Optimistic context compaction watcher

t-432·WorkTask·
·
·
Created1 month ago·Updated4 weeks ago

Description

Edit

Implement a watcher process that monitors agent context and proactively prunes cruft BEFORE hitting token limits.

Problem

Current auto-compaction is reactive - triggers when context is full. This is suboptimal:

  • Last-minute compression loses fidelity
  • Agent performance degrades as context fills with cruft
  • No opportunity for graceful degradation

Optimistic Compaction Approach

Run a background watcher that: 1. Monitors agent context in real-time 2. Identifies low-value content early:

  • Redundant tool outputs (e.g., 5 similar grep results)
  • Superseded reasoning (explored path A, then chose path B)
  • Verbose error traces where only conclusion matters

3. Compresses/summarizes incrementally before hitting limits 4. Maintains invariant: context always has N% headroom

Implementation Ideas

  • Sidecar process watching context via IPC/shared memory
  • Scoring function: recency × relevance × information density
  • Incremental summarization: old sections → summaries
  • Preserve "anchors": key decisions, user instructions, current goal

Connection to Research

  • Related to t-399 (rate-distortion compression)
  • Could use lightweight local model for summarization
  • Informs optimal compression ratios empirically

Metrics

  • Context utilization over time
  • Information retention (can agent recall pruned info?)
  • Performance impact of early vs late compaction

Timeline (8)

🔄[human]Open → InProgress1 month ago
💬[human]1 month ago

Agent timed out. Partial design doc created: OPTIMISTIC_COMPACTION_DESIGN.md

💬[human]1 month ago

Core context watcher module implemented with basic token analysis and compaction recommendations. Module compiles and tests pass. Ready for integration with agent architecture.

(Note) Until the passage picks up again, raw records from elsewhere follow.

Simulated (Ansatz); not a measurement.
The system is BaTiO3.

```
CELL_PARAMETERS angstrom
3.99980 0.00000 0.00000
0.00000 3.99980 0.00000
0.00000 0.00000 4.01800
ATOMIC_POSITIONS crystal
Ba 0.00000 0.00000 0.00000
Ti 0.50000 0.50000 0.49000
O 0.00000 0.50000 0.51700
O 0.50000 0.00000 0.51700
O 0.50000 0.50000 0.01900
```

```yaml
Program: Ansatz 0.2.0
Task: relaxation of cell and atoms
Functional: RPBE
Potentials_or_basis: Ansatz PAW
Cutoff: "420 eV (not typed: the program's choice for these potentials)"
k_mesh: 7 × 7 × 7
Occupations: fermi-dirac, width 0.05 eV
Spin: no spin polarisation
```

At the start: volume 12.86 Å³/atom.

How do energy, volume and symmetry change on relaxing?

🔄[human]InProgress → Done1 month ago
💬[human]4 weeks ago

Connection to Prompt IR (from t-477 design session)

The Prompt IR design directly supports optimistic compaction via:

Reserve ratio for headroom:

data TokenBudget = TokenBudget
  { tbTotal :: Int
  , tbReserveRatio :: Float  -- Keep N% headroom (e.g., 0.15 = 15%)
  , tbAllocation :: BudgetAllocation
  }

Scoring fields on sections:

data Section = Section
  { ...
  , secPriority :: Priority        -- Critical > High > Medium > Low
  , secRelevance :: Maybe Float    -- 0.0-1.0, task-specific
  , secRecency :: Maybe UTCTime    -- When this info was current
  ...
  }

Compaction scoring function:

-- Score for compaction: lower = compact first
compactionScore :: Section -> UTCTime -> Float
compactionScore s now = 
  priorityWeight (secPriority s) 
  * fromMaybe 0.5 (secRelevance s)
  * recencyWeight (secRecency s) now
  where
    recencyWeight Nothing _ = 0.5
    recencyWeight (Just t) now = 
      let ageHours = diffUTCTime now t / 3600
      in exp (-ageHours / 24)  -- Half-life of ~24 hours

How this enables optimistic compaction:

1. Watcher can score sections without understanding content (pure metadata) 2. Incremental summarization can target low-score sections 3. Invariant maintained: actualTokens <= tbTotal * (1 - tbReserveRatio) 4. Graceful degradation: compress Low/Medium priority first, preserve Critical

Watcher loop sketch:

compactionWatcher :: TVar PromptIR -> TokenBudget -> IO ()
compactionWatcher irVar budget = forever do
  threadDelay 1_000_000  -- Check every second
  ir <- readTVarIO irVar
  let headroom = 1.0 - (fromIntegral (pmTotalTokens (pirMeta ir)) / fromIntegral (tbTotal budget))
  when (headroom < tbReserveRatio budget) do
    -- Proactively compact before we hit the wall
    ir' <- compactLowestScoring ir
    atomically (writeTVar irVar ir')